Volume of CO2 produced during fermentation?

As a casual observer of the ongoing LODO discussions, I have come across the spunding topic.  I have always done a form of spunding, but I find myself wondering about a further level.

Specifically I’m thinking about connecting a sanitized keg to the fermenter in order to purge the keg of air, replacing it with the CO2 produced during fermentation.  Then of course, when fermentation is done, just switch the connector to the ‘gas in’ post and the drain the fermenter via the ‘beverage out’ post, and the beer never comes in contact with oxygen… I hope.  That all depends on whether enough CO2 is produced during fermentation to purge the keg.

Does someone know?

Obviously it depends on gravity and minimally on temperature, but the average would be around 20 volumes of CO2 per volume of wort. You’d need a spunding valve on the receiving keg as well.

I can answer your question of purging the keg, as we had a member who used to do that. Due to gas mixing, and “pockets” in the keg( the same pockets is why we can’t properly purge kegs) it will result in a DO reading of about .2-4ppm in the finished beer, which will make your lovely lingering fresh malt go away in about 2-4 weeks.

Well, there you go.  Thanks guys!

Like Sean said, temperature will factor into residual carbonation “lost” to the beer itself, but minimally.

Wouldn’t there also be some undesirable compounds in there as well? I know many breweries capture and use their CO2, but they must be purifying it as well.

Probably, but they are liquefying it, then storing. Then turning it back into gas to use.

That’s what I was getting at. It may not be a viable solution for homebrewers without a large amount of equipment.

Re-capturing or spunding?

Recapturing or purging. I don’t have a pump that can get me 800+ psi.

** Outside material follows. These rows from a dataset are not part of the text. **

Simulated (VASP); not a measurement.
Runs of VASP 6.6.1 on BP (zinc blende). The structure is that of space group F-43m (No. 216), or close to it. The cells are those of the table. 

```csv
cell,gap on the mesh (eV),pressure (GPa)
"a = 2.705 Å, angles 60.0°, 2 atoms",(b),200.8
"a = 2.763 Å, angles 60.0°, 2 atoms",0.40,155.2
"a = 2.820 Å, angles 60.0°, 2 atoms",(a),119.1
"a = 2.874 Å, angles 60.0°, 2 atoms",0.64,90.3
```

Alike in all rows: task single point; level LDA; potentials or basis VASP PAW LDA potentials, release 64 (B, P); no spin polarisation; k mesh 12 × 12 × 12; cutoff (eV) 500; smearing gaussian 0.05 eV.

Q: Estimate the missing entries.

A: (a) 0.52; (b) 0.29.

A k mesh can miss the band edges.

[quote=“, post:11, topic:24689”]

Recapturing or purging. I don’t have a pump that can get me 800+ psi.
Oh yea! For sure!

Found this in DeClerck:

When I saw the unit at Sierra Nevada, it was stated that they remove aromatic impurities, and had a foul smelling jar of the stuff, concentrated esters and sulfur compounds. Alcohol that is gassed off also gets recovered, and was used to full on site vehicles, I.e. No road tax.

We all know the smells coming off of fermentaion, and CO2 is odorless. So yeah, it has to be purified.